An additional disadvantage of the altcoin market is that it has fewer investors and less activity. This is something that may or may not be an issue, depending on the token or a coin in question. You will not struggle to exchange Ethereum for example, however, some small-cap coins suffer from this issue frequently.
Another risk associated with altcoins is that many of them are fraudulent projects. Scammers came to the crypto industry seeking a way to earn, like everyone else. Unfortunately, they have selected unethical methods, and their goal is to trick people out of their money. Usually, their schemes revolve around fraudulent ICOs (Initial Coin Offerings). They hype up their project, attract investors, sell them coins, and then abandon the project and disappear with the money, otherwise known within the industry as a ’rug pull’.
Arguably one of the largest risks of investing in altcoins is the fact that regulators might decide that it fits the description of a security. Securities are a different type of asset than utilities. If developers accidentally create unregistered security, they will end up in trouble. Finally, there is also a possibility that an altcoin is simply a bad project. It might be completely legitimate, but if it fails to capture attention, it will eventually die.

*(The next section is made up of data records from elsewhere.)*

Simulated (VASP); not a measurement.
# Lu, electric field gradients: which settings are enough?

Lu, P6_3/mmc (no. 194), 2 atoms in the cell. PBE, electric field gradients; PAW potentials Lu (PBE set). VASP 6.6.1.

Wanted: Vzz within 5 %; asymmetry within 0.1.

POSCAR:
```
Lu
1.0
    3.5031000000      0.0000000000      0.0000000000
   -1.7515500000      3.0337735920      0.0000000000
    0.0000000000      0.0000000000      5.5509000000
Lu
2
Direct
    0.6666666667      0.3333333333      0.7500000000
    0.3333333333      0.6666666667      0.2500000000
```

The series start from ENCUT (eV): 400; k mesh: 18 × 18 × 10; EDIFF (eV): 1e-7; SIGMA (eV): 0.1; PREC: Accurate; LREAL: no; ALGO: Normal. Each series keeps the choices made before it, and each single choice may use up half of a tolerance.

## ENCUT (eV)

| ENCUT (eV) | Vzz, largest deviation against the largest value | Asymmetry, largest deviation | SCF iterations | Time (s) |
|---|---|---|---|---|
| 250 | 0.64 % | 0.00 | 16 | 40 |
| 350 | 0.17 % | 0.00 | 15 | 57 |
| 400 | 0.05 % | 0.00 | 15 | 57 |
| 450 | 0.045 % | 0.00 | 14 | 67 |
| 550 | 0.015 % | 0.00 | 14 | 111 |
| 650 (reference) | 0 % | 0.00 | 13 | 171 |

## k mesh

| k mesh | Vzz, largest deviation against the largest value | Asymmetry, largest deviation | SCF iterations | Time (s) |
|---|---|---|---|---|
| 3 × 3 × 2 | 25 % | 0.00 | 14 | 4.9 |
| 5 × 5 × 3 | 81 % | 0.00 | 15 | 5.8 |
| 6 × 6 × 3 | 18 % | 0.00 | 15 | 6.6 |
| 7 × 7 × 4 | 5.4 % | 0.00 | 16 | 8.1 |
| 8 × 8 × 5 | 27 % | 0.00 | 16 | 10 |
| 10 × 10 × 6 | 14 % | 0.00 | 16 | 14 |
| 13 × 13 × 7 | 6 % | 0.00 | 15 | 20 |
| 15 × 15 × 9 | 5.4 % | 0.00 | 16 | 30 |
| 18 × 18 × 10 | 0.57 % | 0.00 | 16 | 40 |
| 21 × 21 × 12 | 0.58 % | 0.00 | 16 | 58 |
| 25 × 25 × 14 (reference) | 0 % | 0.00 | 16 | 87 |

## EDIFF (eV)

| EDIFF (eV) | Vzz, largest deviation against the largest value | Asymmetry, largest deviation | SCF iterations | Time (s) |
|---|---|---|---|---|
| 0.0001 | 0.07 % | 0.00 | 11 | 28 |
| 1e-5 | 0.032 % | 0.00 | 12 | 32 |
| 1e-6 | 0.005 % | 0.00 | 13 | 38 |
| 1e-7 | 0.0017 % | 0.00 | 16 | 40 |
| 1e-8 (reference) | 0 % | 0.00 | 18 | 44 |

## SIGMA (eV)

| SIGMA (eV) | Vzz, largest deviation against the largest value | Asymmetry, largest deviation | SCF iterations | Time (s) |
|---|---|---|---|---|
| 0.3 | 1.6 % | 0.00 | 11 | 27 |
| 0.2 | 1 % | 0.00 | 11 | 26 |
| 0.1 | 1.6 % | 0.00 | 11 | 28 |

What Types of Altcoins Are There?
Over the last 14 years, the crypto industry has launched well over 23,000 altcoins. The real number is likely more than that, but 23,000 are currently considered live, active projects. The rest of them disappeared after being too weak, or they ended up abandoned. The surviving projects can be split into several categories of digital assets, such as:
Utility tokens are digital assets that aim to provide a service within a network. They might let users purchase something, like storage space. They might also let users receive discounts on transactions or allow them to vote on project-related proposals. As long as they represent a way to obtain something, altcoins can be considered utility tokens.
Security tokens are assets that were tokenized and as such, brought up to represent a cryptocurrency investment. They are supposed to represent assets offered on stock markets that went through a tokenization process to become digital assets. However, this is not a general rule, and pretty much anything of value can be tokenized. Of course, in order for this to work, the underlying asset needs to be held by a trusted entity. Otherwise, the tokens themselves would be worthless.
Governance tokens are cryptocurrencies that allow users to participate in the project’s governance. They emerged as part of an attempt to bring decentralization in the crypto industry to the next level. There is no central authority — just community members that hold governance tokens, which grant them voting rights. Whatever the community decides on, the project’s developers implement.
Memecoins are another popular group of altcoins that emerged with Dogecoin (DOGE) in 2013. At the time, Dogecoin was supposed to be just a fun little joke coin with no ulterior motives. It wasn’t even supposed to survive for more than a few weeks. However, it somehow managed to stay strong for a decade and grow stronger with each year. Eventually, it inspired an entire sub-category of memecoins — cryptos that live off of popularity and memes. While they can technically serve as payment coins, they don’t have any real use cases.
Privacy coins used to be a very popular group of altcoins, as they allowed users to make transactions privately. The crypto industry’s biggest feature is decentralization and transparency. With that said, all transactions should be public, and nothing can be hidden. Privacy coins offered users to make hidden transactions, which is why they were eventually banned on most platforms. Regulators estimated that their usage could aid criminals, so any exchange that wants to register must remove them.
Lastly, there are stablecoins — altcoins tied to other assets of value, that transfer their value to the coins. Most of the biggest stablecoins use fiat currencies, like the USD, so each coin has a fixed price of $1. However, stablecoins can maintain their value by using algorithms or even using other cryptos as underlying assets.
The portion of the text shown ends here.